Student Interview: Boo Gilder

Boo working in the paper studio

What were you doing before you came to the Book and Paper Arts program (what is your background)?

I have an undergraduate degree in studio art with a concentration in photography and an associates in graphic design. Struggling to find a good job in design in a terrible job market and discouraged by all the time spent with my face pressed against a computer screen, I accepted a great opportunity to do a 6-month artist residency in rural South Carolina at the Rensing Center. While there I took an introductory book arts class at Bookworks in Asheville, NC. That kicked off my interest and here I am.

Why did you choose Columbia College Chicago?

Book and Paper is a niche program. There are only a few graduate level ones in the nation, but Columbia ultimately had the combination of concept and craft I was looking for. It wasn’t until after I arrived that I realized how connected to the New Media side of the Interdisciplinary Arts department we are, and it’s turned out to be a pleasant surprise. The two ends of the spectrum, new and old technology, makes for a special exchange of ideas and information.

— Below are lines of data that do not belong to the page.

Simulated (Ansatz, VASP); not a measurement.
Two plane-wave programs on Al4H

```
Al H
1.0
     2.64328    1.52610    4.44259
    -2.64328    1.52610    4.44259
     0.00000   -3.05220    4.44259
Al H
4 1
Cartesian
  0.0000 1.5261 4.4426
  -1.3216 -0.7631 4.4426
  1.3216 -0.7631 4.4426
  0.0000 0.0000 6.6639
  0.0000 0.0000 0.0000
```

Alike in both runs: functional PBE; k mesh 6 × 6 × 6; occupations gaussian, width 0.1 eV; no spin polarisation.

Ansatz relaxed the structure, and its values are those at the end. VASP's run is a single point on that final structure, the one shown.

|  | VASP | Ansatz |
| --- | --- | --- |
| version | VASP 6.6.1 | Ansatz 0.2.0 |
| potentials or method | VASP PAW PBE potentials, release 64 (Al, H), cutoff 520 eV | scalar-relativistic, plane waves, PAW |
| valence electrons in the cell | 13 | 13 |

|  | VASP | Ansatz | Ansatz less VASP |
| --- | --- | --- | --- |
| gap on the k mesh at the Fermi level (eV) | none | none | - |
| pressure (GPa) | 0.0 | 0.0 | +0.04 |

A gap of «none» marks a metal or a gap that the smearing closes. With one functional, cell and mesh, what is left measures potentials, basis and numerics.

Alabama Dirt Paper made by Boo

What was it like to enter the program without previous experience in the specific areas of book, paper, and print?

Exciting, scary. I knew I would not be the only one which was comforting. Most of us had little or no experience in at least one of the three studios: book binding, letterpress printing, and papermaking. The instructors are enthusiastic and generous with information and technical support. My classmates, regardless of previous experience, are constantly experimenting and testing the boundaries of the mediums and this makes for a supportive and dynamic atmosphere.

You’ve worked on some really great projects – making paper for E. Chagoya, working on the edition for Yanomami artist Sheroanawe Hakihiiwe – is there one outside-of-class experience that really stands out to you?

Working with Shero was a great hands-on experience. He was such a different and exciting presence to have in the studio. Learning about his story and his culture was special and fascinating. You get into your own routine in the studio and it is nice to have someone come in and remind you that its a big and varied world out there. On top of all that we got a lesson on producing a professional edition of paper.

The Chagoya project was a completely different animal. I was charged with making handmade paper for his print edition to be produced at Anchor Graphics. The goal was to use the texture of amate, a handmade bark paper from Mexico, as inspiration. They needed 70 22×25 of relatively uniform sheet–that is no small task using the techniques I was using. There was a lot of trial and error, and I learned a whole heap of stuff along the way.

Stamped Bullet Case Print also by Boo

What do you like most about the program?

Geez. Besides the fact that I have access to awesome studios, smart, supportive people, and I get to make stuff all the time, I would have to say its the all people I have met. My classmates especially constantly delight and impress me, and we have a great time. It’s also wonderful to have my brain constantly engaged and stimulated.

What are some challenges you’ve faced over the past one and a half years?

The move to Chicago has had its ups and downs. Moving to Bridgeport helped as I am closer to school and have an outdoor space. The first semester was certainly overwhelming. It just takes a moment to find your footing. It’s also hard to keep a positive attitude in February when you are sick of short days and a gazillion layers of clothes. But you take some vitamin D, join your friends at the pub, and power through.